Sir Thomas Hope, 1st Baronet Hope of Craighall (1573–1646) was a Scottish lawyer.

He was the son of an eminent merchant, Henry Hope, and his French wife, Jacqueline de Tott.

Admitted as an advocate in 1605, he made his reputation in 1606 the defence of Rev John Forbes (1568?-1634), and five other ministers at Linlithgow were charged with high treason. He prepared the deed revoking James VI's grants of church property in 1625. He was appointed Lord Advocate under Charles I in 1626, and held the office until 1641. He was created a Baronet of Nova Scotia on 11 February 1628.

Hope conducted the case against John Elphinstone, 2nd Lord Balmerino in 1634. As Lord High Commissioner to the General Assembly of the Church of Scotland in 1643, he maintained the king's temporizing policy.

In 1645 Hope was appointed one of the Commissioners for managing the Exchequer, but died the next year.

He is buried in Greyfriars Kirkyard in Edinburgh. The grave lies in the north-west section of the original graveyard, against the west wall.

His Cowgate home, built in 1616, was demolished in 1887 to make way for the Edinburgh Free Library.
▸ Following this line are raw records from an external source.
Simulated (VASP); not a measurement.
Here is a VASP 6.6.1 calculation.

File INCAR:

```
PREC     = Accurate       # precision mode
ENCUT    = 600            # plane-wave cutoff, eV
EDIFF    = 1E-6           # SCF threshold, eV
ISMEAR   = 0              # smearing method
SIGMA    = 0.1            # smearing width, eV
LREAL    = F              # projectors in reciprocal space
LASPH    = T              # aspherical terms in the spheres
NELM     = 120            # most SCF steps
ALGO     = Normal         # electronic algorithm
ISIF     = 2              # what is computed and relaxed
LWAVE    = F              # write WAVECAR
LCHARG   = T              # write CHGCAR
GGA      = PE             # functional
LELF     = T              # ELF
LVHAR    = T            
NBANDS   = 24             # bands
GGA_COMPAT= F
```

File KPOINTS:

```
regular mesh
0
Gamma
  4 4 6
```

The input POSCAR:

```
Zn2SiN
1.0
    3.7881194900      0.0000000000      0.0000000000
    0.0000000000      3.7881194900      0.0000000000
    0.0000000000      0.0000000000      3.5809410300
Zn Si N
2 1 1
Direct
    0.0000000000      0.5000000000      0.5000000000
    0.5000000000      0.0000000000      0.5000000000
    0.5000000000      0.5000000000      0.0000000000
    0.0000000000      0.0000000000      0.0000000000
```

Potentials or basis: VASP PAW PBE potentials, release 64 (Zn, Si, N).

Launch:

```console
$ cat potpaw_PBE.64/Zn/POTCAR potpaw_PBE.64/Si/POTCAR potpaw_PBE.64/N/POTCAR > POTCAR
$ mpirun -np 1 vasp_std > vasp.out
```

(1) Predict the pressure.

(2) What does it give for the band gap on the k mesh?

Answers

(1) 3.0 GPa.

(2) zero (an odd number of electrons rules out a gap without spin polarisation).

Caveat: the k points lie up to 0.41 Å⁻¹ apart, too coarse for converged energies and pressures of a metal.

His "Practical Observations Upon divers titles of the Law of Scotland", commonly called the "Minor Practicks", were published in 1726, by Alexander Bayne.

In 1843 the Bannatyne Club published "A Diary of the Public Correspondence of Sir Thomas Hope of Craighall, 1633-1645: From the Original, in the Library at Pinkie House"', a collection Hope's official and private correspondence from the last twelve years of his life.